This coming Nov. 29 marks the 66th anniversary of the UN resolution to partition west Palestine into two states, Arab and Jewish. A few historical facts are worth recalling:

1. At the end of WWI, Palestine consisted of today’s Jordan, Israel, the West Bank and the Gaza strip.

2. Britain obtained a mandate from the League of Nations (the UN of its day) to administer Palestine “until such time as [its inhabitants] are able to stand alone.”

3. Britain immediately severed some 75 percent of Palestine east of the Jordan River, and created there a new Arab state, the emirate of Transjordan, today known as the kingdom of Jordan. According to many historians and diplomats, that was, and continues to be, the Arab state as mandated by the League of Nations.

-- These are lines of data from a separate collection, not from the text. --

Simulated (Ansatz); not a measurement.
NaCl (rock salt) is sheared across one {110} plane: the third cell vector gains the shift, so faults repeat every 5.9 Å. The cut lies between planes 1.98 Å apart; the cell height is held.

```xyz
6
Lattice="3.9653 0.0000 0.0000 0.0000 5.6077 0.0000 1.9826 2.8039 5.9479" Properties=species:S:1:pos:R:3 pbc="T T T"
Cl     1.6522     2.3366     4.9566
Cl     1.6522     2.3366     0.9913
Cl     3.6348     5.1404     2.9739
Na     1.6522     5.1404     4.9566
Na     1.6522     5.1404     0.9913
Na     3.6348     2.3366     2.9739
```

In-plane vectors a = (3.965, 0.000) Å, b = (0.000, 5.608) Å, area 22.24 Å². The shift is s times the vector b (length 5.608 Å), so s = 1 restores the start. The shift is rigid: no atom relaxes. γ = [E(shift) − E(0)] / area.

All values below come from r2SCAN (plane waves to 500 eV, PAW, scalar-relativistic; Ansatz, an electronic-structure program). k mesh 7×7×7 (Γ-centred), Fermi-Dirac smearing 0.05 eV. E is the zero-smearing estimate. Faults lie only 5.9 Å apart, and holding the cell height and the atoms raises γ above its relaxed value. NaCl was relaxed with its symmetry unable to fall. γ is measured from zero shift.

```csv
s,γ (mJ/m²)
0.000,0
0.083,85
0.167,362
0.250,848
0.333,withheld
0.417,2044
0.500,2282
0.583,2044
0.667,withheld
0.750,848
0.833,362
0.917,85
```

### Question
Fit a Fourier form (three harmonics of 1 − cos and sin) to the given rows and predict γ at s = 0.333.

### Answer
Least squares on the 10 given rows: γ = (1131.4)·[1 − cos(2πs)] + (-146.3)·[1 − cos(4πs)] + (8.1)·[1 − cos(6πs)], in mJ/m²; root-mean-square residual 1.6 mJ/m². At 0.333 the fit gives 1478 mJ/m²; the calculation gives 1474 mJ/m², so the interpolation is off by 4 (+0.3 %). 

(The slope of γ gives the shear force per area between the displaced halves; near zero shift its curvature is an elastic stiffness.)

4. The UN partition plan of Nov. 29, 1947 to create yet another Arab state in west Palestine was rejected by the Arabs, who have  waged war after war to “drown this resolution in rivers of blood,” which are in fact the exact words of Jamal Husseini, head of the Arab delegation at that UN session of Nov. 29, 1947. That Arab delegation did not include any Arabs from west Palestine: they had no voice in the rejection of their own state.

5. In the first war the Arabs waged in 1948, Jordan conquered and annexed to itself the West Bank, and Egypt conquered the Gaza strip, thus making good on Husseini’s promise — the proposed Arab state in west Palestine was drowned by the Arabs themselves.
The rest, as the saying goes, is history.